Editor’s note: this story was done as a collaborative project with The Guardian.

For the past year, we have been investigating the Koch donations for our student newspaper, The Utah Statesman and The Guardian. We interviewed more than 20 of our fellow students and staff, and pulled dozens of public records and wrote stories about it. What we found paints a picture of how Charles Koch is using his wealth to affect the education of 3,500 students at the Huntsman School of Business.

At first, Angel Lopez felt honored to have won the scholarship.

In 2017, the marketing student at Utah State University’s business school was named a Koch Scholar, a program sponsored by Charles Koch, the ultra-conservative billionaire. Fifteen students are given a $1,000 stipend and selected to participate in the “reading group,” tasked with reading one book a week.

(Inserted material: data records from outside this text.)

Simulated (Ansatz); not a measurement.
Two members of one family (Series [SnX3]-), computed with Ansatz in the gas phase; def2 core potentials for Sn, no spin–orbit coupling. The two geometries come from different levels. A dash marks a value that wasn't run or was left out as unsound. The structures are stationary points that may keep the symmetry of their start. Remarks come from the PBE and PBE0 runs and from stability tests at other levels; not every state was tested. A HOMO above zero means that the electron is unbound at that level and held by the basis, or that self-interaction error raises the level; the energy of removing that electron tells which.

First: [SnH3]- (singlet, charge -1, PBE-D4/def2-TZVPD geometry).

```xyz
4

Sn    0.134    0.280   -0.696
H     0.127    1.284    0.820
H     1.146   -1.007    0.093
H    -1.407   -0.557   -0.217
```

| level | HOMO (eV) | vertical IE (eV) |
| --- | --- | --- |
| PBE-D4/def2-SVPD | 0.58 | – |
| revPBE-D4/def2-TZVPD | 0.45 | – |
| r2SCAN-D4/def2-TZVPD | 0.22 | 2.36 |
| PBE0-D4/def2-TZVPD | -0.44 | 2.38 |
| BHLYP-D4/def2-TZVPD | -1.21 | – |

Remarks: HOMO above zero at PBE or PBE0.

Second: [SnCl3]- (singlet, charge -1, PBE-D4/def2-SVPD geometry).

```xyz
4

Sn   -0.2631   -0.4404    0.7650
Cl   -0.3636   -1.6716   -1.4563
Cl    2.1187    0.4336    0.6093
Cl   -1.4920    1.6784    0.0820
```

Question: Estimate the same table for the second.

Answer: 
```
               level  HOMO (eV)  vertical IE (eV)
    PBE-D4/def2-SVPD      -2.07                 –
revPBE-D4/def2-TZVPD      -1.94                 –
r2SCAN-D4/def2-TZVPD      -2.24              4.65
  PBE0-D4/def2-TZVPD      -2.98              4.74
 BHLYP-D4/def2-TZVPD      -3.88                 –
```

But Lopez, 23, the son of Latino immigrants who aspired to become a social worker, soon felt the program was promoting a hardline brand of rightwing politics. His required readings, with titles such as Order Without Law and Anarchy Unbound, could often be boiled down to a single idea: Government is bad.

Critics say the Koch Scholars program is one example of how Charles Koch has sought to transform the Utah State business school into a libertarian mouthpiece. Over the last 10 years Koch has given millions to the university, including a $25 million gift in 2017 that led to the creation of a think-tank: the Center for Growth and Opportunity at Utah State University.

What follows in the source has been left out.